Tonight they’ll sleep in tents, or just sleeping bags on the cold, hard cement, but tomorrow they’ll be listening to bands and drinking even more beer from when the proceedings kick off at 11 a.m., until late into the following night. The prelude to a multi-band, multi-stage rock festival?

Nope.

This is Dark Lord Day. The one day a year, late in April (this year the 25th), when the Three Floyds Brewery hosts quite possibly the biggest craft beer release party in the U.S.—a gathering of 5,000-plus people—to unleash its monstrous, and fiendishly sought-after strong stout, Dark Lord. The economy may be in dire straights, unemployment is continuing to rise, but there seems to be no shortage of people clamoring to pay $15 for a 22-ounce bottle (or six) of the latest vintage of Dark Lord, with its wax-dipped cap and cartoonish label.

Welcome to the insane world of limited-edition beers.

Power to the People

Three Floyds’ Dark Lord Day—a 12-hour marathon of beer and bands—is just the most extreme, over-the-top case of fanaticism engendered by a single beer. There are plenty of other limited-edition releases produced by equally small, regional craft brewers throughout the year.

Seasonals, by definition, are “limited”—be it a summer hefeweizen or a high-alcohol winter warmer—and most brewers have tapped into the growing popularity of that segment. But only a handful of breweries and specific beers—Lost Abbey’s Angels’ Share, Portsmouth’s Kate the Great, Foothills’ Sexual Chocolate, Deschutes’ The Abyss, and of course Dark Lord, to name a few—seem to stir up the kind of frenzy that compels people to travel from as far away as Japan and Denmark for an event such as Dark Lord Day.

It wasn’t always this way, though. And we can thank the Internet, with two sites—Ratebeer.com and Beeradvocate.com—specifically fueling the current madness. This was all surely an unintended consequence of the public ratings that members of these sites are allowed to post on specific beers they’ve tried—from pints they had at a pub to bottles they bought at a store to samples they tried at a beer festival. These, along with detailed tasting notes, then get compiled into rankings based on the points that Joe Public “reviewer” assigns the beers.

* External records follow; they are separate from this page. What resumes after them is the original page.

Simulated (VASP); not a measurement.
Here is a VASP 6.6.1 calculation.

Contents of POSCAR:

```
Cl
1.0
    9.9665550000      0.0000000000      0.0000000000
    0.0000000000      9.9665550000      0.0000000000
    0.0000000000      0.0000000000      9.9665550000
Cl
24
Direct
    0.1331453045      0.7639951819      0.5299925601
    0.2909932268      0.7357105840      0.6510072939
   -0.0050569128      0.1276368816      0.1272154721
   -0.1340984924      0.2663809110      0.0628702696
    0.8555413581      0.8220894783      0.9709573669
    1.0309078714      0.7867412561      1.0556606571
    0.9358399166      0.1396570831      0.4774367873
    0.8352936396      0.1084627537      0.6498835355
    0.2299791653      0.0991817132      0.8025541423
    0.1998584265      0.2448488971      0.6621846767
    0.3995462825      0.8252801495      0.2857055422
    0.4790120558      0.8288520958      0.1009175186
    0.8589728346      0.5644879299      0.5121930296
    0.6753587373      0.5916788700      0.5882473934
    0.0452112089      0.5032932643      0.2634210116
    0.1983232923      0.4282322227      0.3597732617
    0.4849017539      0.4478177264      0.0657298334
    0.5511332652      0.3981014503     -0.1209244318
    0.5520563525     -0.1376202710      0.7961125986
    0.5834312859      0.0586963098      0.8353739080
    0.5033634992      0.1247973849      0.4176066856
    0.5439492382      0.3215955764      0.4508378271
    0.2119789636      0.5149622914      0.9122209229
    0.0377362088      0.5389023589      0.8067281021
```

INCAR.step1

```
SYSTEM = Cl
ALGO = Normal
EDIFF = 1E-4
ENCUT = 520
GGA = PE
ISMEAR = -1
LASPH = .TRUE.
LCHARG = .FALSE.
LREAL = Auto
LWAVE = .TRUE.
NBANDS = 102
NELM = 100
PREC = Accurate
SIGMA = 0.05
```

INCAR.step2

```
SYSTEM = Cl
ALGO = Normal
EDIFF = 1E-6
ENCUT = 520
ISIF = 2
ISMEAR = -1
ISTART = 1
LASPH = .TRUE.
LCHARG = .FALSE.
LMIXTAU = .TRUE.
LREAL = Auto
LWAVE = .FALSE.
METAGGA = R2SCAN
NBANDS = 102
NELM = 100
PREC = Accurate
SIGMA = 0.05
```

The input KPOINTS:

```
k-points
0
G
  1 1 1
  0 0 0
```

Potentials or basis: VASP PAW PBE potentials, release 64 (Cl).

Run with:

While it’s a sort of populist way to determine the “best in the world”—and isn’t that what the Internet’s becoming, giving a voice to the masses via blogs, forums and other new media?—it has also helped foster a certain hysteria. As of this writing, prior to Dark Lord Day 2009, nearly 500 BeerAdvocate users, going back to 2002 when Dark Lord was first made, have posted reviews of the various vintages of the beer released over the years, using florid language—”big malty chocolate cake with hints of toffee, coffee, clove and dark fruits”—to describe its every nuance.

One rather incredulous beneficiary of this kind of rating/reviewing hysteria is Tod Mott, the head brewer at Portsmouth Brewing in Portsmouth, NH, whose Kate the Great Imperial stout has been regularly ranked in the Beer Advocate’s Top 10. His annual Kate the Great release party in February has drawn people from up and down the East Coast and as far away as Illinois for the chance to pay $10 each for a couple of the scant 900 22-ounce bottles (there’s a two-per-person limit) that are produced. Last year’s offering sold out in a mere four hours, probably about as long as a flight from Illinois to New Hampshire. “It’s really funny because [the ratings are] so subjective,” he says. “There are so many incredible beers on the West Coast that I’m totally blown away that we’re ranked number four. This tiny little brewpub in the middle of Portsmouth. We produce 1,200 barrels of beer a year.”

But those rankings and the buzz surrounding them do have a lot of power. After all, what serious beer lover/enthusiast/geek wouldn’t want to try—cue symphonic flourish from heaven above—The Greatest Beers In The World? And since most of the beers topping these lists are, no surprise, damn hard to get a hold of because of the small production runs and, therefore, nonexistent national distribution, it just feeds that irrational desire many consumers seem to have for things that are hard to get.

A number of brewers mention these sites specifically when trying to explain the rise of the limited-edition cult beers. “[It’s] all thanks to the Beer Advocate, the goddamn Beer Advocate,” Portsmouth’s Mott grouses jokingly. “It’s ridiculous. I mean, [Kate the Great] is a good beer, but, Christ, there are so many good beers out there.”